However, Handelsbanken's CEO Anders Bouvin, who was appointed to the role in August, was cautious on the group's capital position. His remarks came as a surprise, given that Handelsbaken has improved its CET1 ratio by 100bps q/q to 24%, well above its regulatory requirement of 21.1%. Mr. Bouvin mentioned that 'there are always movements in risk-weighted assets and it is unclear how Basel IV rules will affect the bank's capital ratios'. As such, 'the company's board still needs to make an assessment of how big that capital buffer will be'.

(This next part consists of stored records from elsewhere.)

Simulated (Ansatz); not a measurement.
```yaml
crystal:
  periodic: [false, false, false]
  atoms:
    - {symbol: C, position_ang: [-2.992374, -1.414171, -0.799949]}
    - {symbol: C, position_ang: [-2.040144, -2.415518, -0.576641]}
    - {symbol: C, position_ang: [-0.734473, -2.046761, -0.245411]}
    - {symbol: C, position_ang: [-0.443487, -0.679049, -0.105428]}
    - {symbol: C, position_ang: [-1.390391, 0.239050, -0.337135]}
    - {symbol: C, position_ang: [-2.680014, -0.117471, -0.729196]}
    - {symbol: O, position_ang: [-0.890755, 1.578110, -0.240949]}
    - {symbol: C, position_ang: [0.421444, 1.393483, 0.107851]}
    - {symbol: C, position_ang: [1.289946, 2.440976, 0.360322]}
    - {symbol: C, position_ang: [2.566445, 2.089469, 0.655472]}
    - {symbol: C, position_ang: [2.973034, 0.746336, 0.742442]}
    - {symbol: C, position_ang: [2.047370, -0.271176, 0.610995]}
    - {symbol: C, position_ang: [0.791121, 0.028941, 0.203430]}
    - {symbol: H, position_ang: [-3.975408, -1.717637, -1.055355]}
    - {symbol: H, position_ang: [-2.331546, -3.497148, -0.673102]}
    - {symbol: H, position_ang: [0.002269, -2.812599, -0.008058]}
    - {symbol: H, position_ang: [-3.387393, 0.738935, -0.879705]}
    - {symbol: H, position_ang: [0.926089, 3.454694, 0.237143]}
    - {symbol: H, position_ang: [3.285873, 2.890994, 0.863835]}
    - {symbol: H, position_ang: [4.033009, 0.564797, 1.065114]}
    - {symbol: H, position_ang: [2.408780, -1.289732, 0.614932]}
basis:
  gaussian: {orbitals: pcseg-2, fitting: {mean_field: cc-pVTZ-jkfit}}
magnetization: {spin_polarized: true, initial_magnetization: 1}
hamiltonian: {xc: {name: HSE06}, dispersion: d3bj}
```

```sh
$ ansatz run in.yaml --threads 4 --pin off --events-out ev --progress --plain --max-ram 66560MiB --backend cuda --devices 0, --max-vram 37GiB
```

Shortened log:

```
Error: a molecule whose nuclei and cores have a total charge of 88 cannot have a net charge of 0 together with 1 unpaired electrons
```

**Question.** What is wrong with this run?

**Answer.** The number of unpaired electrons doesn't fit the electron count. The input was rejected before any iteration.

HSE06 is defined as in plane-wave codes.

<Q - Willis Palermo>: Hi. Good morning. I have two questions. The first one is on capital. I had a very strong progression during the quarter. We also had one area of clarity regarding the corporate risk weight. However, the buffer that you want to keep remain unchanged. And I was wondering, is this a sign that the remaining risks around capital are unchanged as well despite this additional source of clarity? And is the buffer all related to additional requirements from the better date suggesting that this impact could be as big as the 300 bps that you plan to hold? Or is there anything else, any other risk to keep in mind? That's for the first one. The second one is around the UK operation. I was wondering if you could give a bit more granularity and describe the landscape and what you saw during the quarter? And especially, if you could describe the pricing pressure that you're currently seeing in the UK. And secondly, if there was a somewhat slowdown in branch opening this quarter, is this the growth pace we should expect going forward? And that's all for me. Thanks.

<A>: Thank you. Well, I will talk with the capital-related question. So, now, the Swedish FSA has made the assessment, as you have seen. And so, the requirement is 21.1% in core equity Tier 1 ratio. And we are quite a bit above that, which is good.

And the reason for the outcome is that mainly the corporate risk rates that came out may be lower than the market we seem to have expected and what was also communicated by the Swedish FSA earlier this year. And that is a reflection of, I mean, when we have done this, we have looked at our historical office and then we have made very conservative assessment of those. And then based on that, we have proposed the new model which we also have applied for with the Swedish FSA. And that came out lower than the 30%. Now, will that mean that we expect to change the range at 1% to 3%? That is the decision that is going to be made by the board, actually. So they make that decision. But that is also - the reason why we do that is that we want to be sure that when we the world go into the next crisis or a more difficult times, there are always movements in risk-weighted assets, and so on. So, we need a buffer to take care of those volatility. And we will make an assessment of how big that buffer will be, but the decision will be made by the board later on this year and - so, we don't make any particular forecast around that. So that is - 1% to 3%, is what we do apply. And that's where it is now. And when we decide not to change that, we reflected on what could come out of Basel 4. Regarding Basel 4, I think it's important to keep in mind that it's really difficult to say at this stage what the outcome will be, because that is really unclear to us both when it will happen and when we will have an outcome, and also what the outcome will be. And on top of that uncertainty, we don't have any additional information than others do have about this process. So, it's really hard to know where it will end up. But what is also comes into the picture is how that is going to be applied in Sweden. And that is also something we don't know for sure. So, we just have to wait and see, I would say

Handelsbanken's shares reversed a strong opening after these comments.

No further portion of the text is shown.